[Mesa-dev] [PATCH] radeonsi: Enable VGPR spilling for all shader types v3

Wed Jan 21 03:20:42 PST 2015

On Wed, Jan 21, 2015 at 3:03 AM, Michel Dänzer <michel at daenzer.net> wrote:
> On 20.01.2015 22:39, Marek Olšák wrote:
>> The problem with CPDMA (DMA_DATA and WRITE_DATA) is that the ordering
>> of flushes must be correct. First, partial flushes must be done, so
>> that the shaders are idle.
>
> That's only necessary when reusing a single BO for the shader code, not
> when allocating a new BO when the relocations change, right?

Yes.

>
>
>> Then you can use CP DMA to update the binary. After that, ICACHE should
>> be invalidated.
>
> ICACHE has to be invalidated when writing with the CPU as well, right?

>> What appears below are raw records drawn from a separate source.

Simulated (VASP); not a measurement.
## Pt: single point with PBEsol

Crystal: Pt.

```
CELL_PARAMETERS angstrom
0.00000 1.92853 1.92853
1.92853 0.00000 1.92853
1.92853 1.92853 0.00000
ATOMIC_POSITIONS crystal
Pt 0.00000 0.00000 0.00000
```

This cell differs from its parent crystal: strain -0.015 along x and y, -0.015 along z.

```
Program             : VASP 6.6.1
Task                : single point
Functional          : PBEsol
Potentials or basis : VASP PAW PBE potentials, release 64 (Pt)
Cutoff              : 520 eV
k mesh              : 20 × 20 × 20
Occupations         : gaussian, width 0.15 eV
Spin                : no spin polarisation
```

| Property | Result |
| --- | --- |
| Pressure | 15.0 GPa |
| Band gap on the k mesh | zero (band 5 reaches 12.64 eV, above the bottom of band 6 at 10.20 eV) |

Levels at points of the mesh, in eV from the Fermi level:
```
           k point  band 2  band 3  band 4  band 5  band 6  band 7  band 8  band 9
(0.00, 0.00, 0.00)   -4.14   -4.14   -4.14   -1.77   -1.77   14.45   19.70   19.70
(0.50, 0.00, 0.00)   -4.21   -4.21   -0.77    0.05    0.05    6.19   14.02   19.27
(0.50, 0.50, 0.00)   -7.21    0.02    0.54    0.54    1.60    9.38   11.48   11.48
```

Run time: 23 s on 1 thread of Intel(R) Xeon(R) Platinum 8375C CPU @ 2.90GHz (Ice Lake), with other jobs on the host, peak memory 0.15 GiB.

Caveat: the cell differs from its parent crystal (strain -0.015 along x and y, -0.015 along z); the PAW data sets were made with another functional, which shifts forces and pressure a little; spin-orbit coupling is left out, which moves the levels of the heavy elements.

Yes, but the invalidation at the beginning of IBs is sufficient for
all CPU accesses, so nothing needs to be done.

>
>
>> The problem with mapping VRAM can be avoided by keeping a CPU copy of
>> the binary from the beginning. We would only need a CPU copy of those
>> shaders that use the scratch buffer. Then, you wouldn't have to read
>> VRAM at all, which would make it even simpler.
>
> Right, but CPU writes to the new BO in VRAM could cause stalls anyway.

If CPU writes are the problem, we can create a temporary BO in GTT,
upload and update the shader there, and copy it to the shader BO in
VRAM using CPDMA. In this case, the shader BO in VRAM doesn't have to
be reallocated, and shader state doesn't have to be re-emitted. Only
the ICACHE should be flushed after CPDMA.

One copy packet is better than a lot of small WRITE_DATA packets.

Marek